Teachers Can Affect Reading Brain Patterns
Posted by Brainspring on 3rd Jun 2015
“Beginning readers who focus on letter-sound relationships, or phonics, instead of trying to learn whole words, increase activity in the area of their brains best wired for reading, according to new Stanford research investigating how the brain responds to different types of reading instruction.”
You can affect the development of the brain patterns your students use for reading.
Your instructional approach makes a difference.
Many of you are already aware that skilled readers use specific portions of the left side of their brains for reading. Struggling readers, including those with dyslexia, do not develop these brain patterns automatically. Since they are not utilizing the most efficient pathways, reading takes much more effort and is often slow and laborious. The Stanford study shows that how teachers teach new words affects students’ brain patterns for reading development.
Left Side or Right Side?
Instruction in letter-sound relationships (phonics) elicits activity on the left side of the brain.
Instruction in phonics allows readers to decipher words they haven’t seen before.
Whole-word instruction elicits activity on the right side of the brain.
Some phonics instruction is more effective than others.

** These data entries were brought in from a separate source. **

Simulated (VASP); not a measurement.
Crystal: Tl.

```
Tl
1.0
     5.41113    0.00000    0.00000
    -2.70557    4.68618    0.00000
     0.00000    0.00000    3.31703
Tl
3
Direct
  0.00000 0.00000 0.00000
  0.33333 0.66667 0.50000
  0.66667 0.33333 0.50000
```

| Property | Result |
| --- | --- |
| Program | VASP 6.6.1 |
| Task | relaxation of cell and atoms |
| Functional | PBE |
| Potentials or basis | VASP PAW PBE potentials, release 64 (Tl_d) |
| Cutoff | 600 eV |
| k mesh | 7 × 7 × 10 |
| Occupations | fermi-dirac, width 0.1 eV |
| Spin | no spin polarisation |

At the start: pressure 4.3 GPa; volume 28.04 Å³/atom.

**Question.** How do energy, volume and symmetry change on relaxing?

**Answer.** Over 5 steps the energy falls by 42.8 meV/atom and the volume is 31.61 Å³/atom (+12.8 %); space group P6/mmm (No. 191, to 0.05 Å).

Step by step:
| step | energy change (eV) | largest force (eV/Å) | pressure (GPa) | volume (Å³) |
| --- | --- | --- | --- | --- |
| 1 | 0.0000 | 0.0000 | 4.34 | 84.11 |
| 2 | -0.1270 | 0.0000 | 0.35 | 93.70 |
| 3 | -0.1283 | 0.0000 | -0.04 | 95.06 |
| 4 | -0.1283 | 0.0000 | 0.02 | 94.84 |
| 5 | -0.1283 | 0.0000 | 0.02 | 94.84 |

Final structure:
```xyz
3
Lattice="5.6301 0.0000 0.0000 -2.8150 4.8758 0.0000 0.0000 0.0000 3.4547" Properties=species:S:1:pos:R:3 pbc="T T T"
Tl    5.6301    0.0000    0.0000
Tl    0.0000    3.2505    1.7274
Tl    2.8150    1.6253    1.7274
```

Instruction should focus on the individual pieces of language– letters and their sounds. After learning the pieces, students can bring them together to read words. For example, first the student learns the letters associated with the sounds /c/, /a/, /t/ and then reads the word “cat”.
Teaching phonics skills within larger pieces is not as effective. For example, teaching the word “cat” and then asking students to notice the letter c is making the sound /c/.
Isn’t it nice to know that the choices we make in our instruction really can make a difference?